Who’s afraid of a hung parliament? - not Steve Beauchampé…bring it on he says!

In its usual arrogant, high-handed manner, the British political establishment, and the mainstream media which serves and feeds off it, likes to portray Britain as the mother of democracy; stable, steadfast, dependable - the Ancient Greece of modern times.

So there is collective horror at the thought of a hung parliament.

The notion that either the Tories or Labour will, come May 7th, have no overall control of the House of Commons fills many amongst this establishment with dread…the worst possible outcome we are told, a weak, indecisive, shilly-shallying government is the inevitable consequence…and just as we are emerging from the worst economic crisis in decades, with an enormous budget deficit to tackle! No, no, no, no, no!

Stuff and nonsense! It is a damning indictment on the immaturity of our political system - and the two parties that continually benefit from it - that a result which actually forces consensus, rather than adversarial, politics, is viewed as negative rather than positive.

For five years Labour has governed on a mandate of around 25% of the electorate - and done so comfortably owing to a parliamentary majority of around 60.

If, as opinion polls currently indicate, the Conservatives are the largest party after May 6th and secure a small overall majority, they are likely to do so with backing from around just 33-34% of the total electorate.

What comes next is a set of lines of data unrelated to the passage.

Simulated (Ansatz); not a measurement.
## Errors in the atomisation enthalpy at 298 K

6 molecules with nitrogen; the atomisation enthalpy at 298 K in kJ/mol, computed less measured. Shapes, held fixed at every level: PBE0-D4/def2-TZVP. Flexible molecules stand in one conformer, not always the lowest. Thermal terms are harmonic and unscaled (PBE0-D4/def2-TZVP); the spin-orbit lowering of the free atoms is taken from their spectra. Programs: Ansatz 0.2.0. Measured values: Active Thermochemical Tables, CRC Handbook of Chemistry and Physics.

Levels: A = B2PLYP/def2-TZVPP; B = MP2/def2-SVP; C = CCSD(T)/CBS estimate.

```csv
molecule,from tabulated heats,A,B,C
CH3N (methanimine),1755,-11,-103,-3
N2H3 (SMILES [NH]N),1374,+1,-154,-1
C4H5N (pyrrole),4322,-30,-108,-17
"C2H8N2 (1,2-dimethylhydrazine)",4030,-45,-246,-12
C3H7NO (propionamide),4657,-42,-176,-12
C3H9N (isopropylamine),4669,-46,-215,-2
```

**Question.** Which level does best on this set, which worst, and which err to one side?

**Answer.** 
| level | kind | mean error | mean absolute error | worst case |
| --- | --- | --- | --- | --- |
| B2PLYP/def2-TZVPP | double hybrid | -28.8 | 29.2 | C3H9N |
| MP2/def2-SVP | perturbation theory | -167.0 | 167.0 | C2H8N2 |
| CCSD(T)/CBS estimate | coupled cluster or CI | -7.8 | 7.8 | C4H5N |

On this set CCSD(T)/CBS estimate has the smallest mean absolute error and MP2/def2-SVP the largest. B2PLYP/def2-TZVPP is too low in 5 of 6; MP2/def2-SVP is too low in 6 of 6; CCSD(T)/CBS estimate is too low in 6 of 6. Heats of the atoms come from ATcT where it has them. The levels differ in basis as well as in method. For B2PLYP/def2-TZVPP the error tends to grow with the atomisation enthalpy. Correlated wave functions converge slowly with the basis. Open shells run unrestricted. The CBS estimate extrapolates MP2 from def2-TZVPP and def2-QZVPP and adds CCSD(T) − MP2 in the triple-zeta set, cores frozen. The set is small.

Indeed, they could accrue several percentage points more votes than Labour and still garner fewer seats (but don’t shed any tears for them as they’ve persistently opposed the introduction of any form of proportional representation!).

The fundamental, defining factor of the parliament in a democratic society is that the make up of its government accurately reflects the will of the people.

And in Britain, that pretty much should always means a coalition government. It is absolutely NOT a frightening prospect per se. Coalitions are the norm on mainland Europe and in most other ‘First World’ democracies.

These countries are not intrinsically weak and indecisive - inevitably decision-making can at times be slow and messy, but these are characteristics of genuine democracy and the debate, discussion and negotiation that comes with it.

Such a winner-takes-all system of government is fast becoming an anomaly even in Britain.

Many local authorities (including in the West Midlands) are run as ‘No Overall Control’ coalitions, the results forcing cross-party dialogue, and a subsequent consensual and pragmatic approach to government.

Likewise, the eschewing of first-past-the-post voting systems mean that the Scottish Parliament and Welsh Assembly, along with much of the political system of Northern Ireland, is based around coalition and power sharing.

Ditto the European Parliament, where parties such as the Greens and UKIP, forever destined to be marginalised by the Westminster voting model, are able to claim their fair share of seats.

Democracy is multi-dimensional; it is not about one group always getting its own way, having total control over policy to the exclusion of all other views and opinions for four or five years at a stretch.

It must also include other groups dictating policy on occasions. And it will only be occasionally; the evidence from our local Council chambers proves overwhelmingly that the largest party in a collation gets it’s way most of the time, it just does so through agreement and by ameliorating the more contentious aspects of its policies.

Britain’s broken model of outdated parliamentary democracy leans too heavily on macho posturing, on the catcalls of the set piece House of Commons debates. Hell, we can’t even provide enough seats in the Chamber for every MP to be able to sit down, let alone a table for them to work from!

Our mainstream political media deal in one-dimensional clichés, the rough and tumble of personality-led sound bite politics makes good copy; give them an elected Mayor, give them a PM-cum-President, that’s easy enough to caricature. The subtleties and nuances of a mature political system bore them, they want simple, straightforward Aunt Sallies to be set up and knocked down.

But politics is more important than that. I welcome a hung parliament (though at this point I’m anticipating an overall Conservative majority of up to 20) and I hope it sustains for several years.

We might get voting reform (though not if via a Conservative/Ulster Unionist coalition) and even though a consensus parliament’s every deliberation will be depicted by some as a weakness, we might come to appreciate the advantages of reigning in Britain’s two dominant - and arrogant - political elites and replacing them with a system that is fundamentally altogether more mature and representative.